At the beginning of the second world war, the Italian navy operated the ship through the Adriatic and Mediterranean. While anchored at the Libyan port of Benghazi, a torpedo from a British submarine struck RAMB III. Crippled, it subsequently fell into the hands of the Nazis, who renamed it Kiebitz. 

Then, in early November 1944, a reversal. A British bomber sank Kiebitz in Rijeka, a port city in the northern Adriatic Sea. It stayed there for three years until the ship, then in the territory of Yugoslavia, was raised from the bottom of the sea. 

In the nearby city of Pula, it was given a plush new interior and renamed Galeb. Originally used to train sailors in the Yugoslavian navy, it set out on its maiden international voyage in early March 1953, just days after the death of Joseph Stalin. 

A dilapidated Galeb in the port of Rijeka, Croatia, in 2017. Photo: AFP/STR/Getty 

On March 16, 1953, the Yugoslav president, Marshal Josip Broz Tito, was greeted in Westminster by Winston Churchill, nearing the end of his final spell as prime minister. “Tito [became] the first communist head of state to visit [Britain],” the BBC reported that day. “He arrived from Yugoslavia by sea in the naval vessel Galeb (Seagull) and was brought up river under Royal Navy escort.”

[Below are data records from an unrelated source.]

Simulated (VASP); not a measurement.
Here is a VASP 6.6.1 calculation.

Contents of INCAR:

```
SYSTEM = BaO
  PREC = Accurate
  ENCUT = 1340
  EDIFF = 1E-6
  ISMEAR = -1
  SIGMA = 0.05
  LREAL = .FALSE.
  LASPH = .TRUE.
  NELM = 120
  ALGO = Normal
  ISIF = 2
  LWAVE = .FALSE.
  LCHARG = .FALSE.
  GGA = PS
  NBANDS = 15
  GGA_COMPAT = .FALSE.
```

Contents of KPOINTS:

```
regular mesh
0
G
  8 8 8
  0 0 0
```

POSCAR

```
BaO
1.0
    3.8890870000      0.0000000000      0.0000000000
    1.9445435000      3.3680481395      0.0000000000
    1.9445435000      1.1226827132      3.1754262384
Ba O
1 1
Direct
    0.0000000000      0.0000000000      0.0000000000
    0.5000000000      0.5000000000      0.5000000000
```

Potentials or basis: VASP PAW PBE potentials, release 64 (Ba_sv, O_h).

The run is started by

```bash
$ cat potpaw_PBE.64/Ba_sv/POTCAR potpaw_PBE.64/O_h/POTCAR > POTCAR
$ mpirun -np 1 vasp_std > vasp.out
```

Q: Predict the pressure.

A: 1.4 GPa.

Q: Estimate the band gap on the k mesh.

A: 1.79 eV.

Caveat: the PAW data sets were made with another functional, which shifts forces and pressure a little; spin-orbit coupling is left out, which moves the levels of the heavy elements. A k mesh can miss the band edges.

The five-day visit marked a new era of diplomatic relations for the Socialist Federal Republic of Yugoslavia, which officially declared its constitution in January 1946, following a long battle with fascism during the partisan war. It initially looked as though Yugoslavia (a one-party, multi-ethnic federation, made up of six republics) would form lasting relations with Moscow. Tito, after all, had based Yugoslavia’s constitution on the Soviet constitution. The Soviets had also supplied Yugoslavia with substantial economic and military aid that helped win its independence. 

But Tito’s insistence that Yugoslavia would shape its own destiny caused relations with Stalin to sour. This eventually led to the Soviet-Yugoslav split of June 1948.

Tito subsequently turned to the west for economic and military assistance. He also built international alliances with countries in the global south, who wanted to stand apart from the east-west superpower divisions that dominated the early years of the cold war. 

This was the guiding principle of the Non-Aligned Movement, whose first formal summit was held in Yugoslavia’s capital, Belgrade, in September 1961. The 25 countries in attendance focused on an anti-imperial, post-colonial, peaceful agenda. Practical political realities were, of course, another matter. 

Still, Yugoslavia – surrounded by seven states, two of which were in Nato and three in the Warsaw Pact – reaped many benefits from joining. Especially Tito, who helped to found the Non-Aligned Movement, subsequently becoming its unofficial leader.

Tito receives a warm welcome from Winston Churchill and Anthony Eden in Westminster, March 1953. Photo: AFP/Getty

 When the US president, John F Kennedy, hosted Tito at the White House in October 1963, he told him: “You have had an extraordinary career in war and in peace, and while there are differences in viewpoint which separate our governments, nevertheless, this administration [believes] strongly in the independence of your country.” 

Tito was keen to cultivate this image of himself as a statesman of international importance. Galeb played a vital role in helping to export that idea to the world. 

Over a period of nearly three decades, Tito is said to have spent an estimated 500 days on the vessel. The 14 journeys he embarked on visited 18 countries on three continents, covering a distance of 85,000 nautical miles. 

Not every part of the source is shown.